SYDNEY—A decade of hefty investment in resource-rich Australia’s mining industry is paying off, with government data showing the economy grew faster than expected in the final three months of last year.
Gross domestic product climbed 2.8% from a year earlier and 0.8% from the third quarter, a report Wednesday showed, higher than the respective 2.5% and 0.7% increases economists were expecting.
Australia has benefited from a long mining-investment boom where companies such as BHP Billiton, Rio Tinto and Fortescue Metals have built mines, ports and rail infrastructure for exporting commodities to resource-hungry China and other industrializing Asian countries.

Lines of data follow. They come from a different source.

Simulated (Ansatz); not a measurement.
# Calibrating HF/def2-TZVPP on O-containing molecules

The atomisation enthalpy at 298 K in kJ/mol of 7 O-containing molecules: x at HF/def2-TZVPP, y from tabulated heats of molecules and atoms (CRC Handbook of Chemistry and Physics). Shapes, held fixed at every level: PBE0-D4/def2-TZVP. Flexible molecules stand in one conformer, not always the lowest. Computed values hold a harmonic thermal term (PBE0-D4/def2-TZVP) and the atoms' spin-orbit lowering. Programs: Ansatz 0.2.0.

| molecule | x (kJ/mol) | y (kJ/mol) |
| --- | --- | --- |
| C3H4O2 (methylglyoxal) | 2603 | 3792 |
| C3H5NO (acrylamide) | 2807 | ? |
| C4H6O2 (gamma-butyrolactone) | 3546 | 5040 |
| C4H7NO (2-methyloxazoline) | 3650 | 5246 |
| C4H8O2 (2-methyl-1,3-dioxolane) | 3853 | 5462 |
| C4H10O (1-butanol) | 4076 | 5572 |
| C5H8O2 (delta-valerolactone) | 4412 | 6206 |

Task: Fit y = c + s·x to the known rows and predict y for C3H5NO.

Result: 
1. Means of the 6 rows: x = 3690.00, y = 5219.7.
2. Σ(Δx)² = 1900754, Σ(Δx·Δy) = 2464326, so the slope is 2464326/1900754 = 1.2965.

“This ramp-up in exports has a long way to run as new capacity in iron-ore, coal and liquefied-natural-gas production continues to come online,” said Paul Bloxham, Sydney-based chief economist at HSBC, Australia.
Still, the world’s 12th-biggest economy faces a challenge as mining investment nears a peak and threatens to drive unemployment up even more than the current 10-year-high 6% level. The central bank has been seeking to fire up other parts of the economy with record-low interest rates as the so-called mining boom cools.
Economists said that nearly all of the improvement in the fourth quarter came from the rising volume of coal and iron-ore exports. That has raised concern growth remains too dependent on the mining industry while other sectors supposed to take over the reins aren’t showing much signs of life.
“Where’s the rotation” in the drivers of economic growth, said Stephen Walters, chief Australia economist at J.P. Morgan.
Australia is in its 23rd year of economic expansion, but over the past two years has seen numerous resources companies scale back their spending and lay off thousands of workers as big projects in mining-focused states like Western Australia and Queensland near completion.
Companies have also wound back investment after commodities prices began tumbling alongside China’s slowdown. As a result, year-over-year economic growth rates have slowed from closer to 4% in early 2012—even as exports to Asia have been ramped up. Both the government and central bank are forecasting that, like in 2013, the economy will remain in a low gear throughout this year.
“We need to do better” to avoid further gains in unemployment, Australian Treasurer Joe Hockey told reporters on Wednesday. The central bank kept the benchmark cash-rate target on hold this week for the foreseeable future, saying it expected unemployment to rise before peaking. It has cut rates eight times since late 2011 to help lift the economy.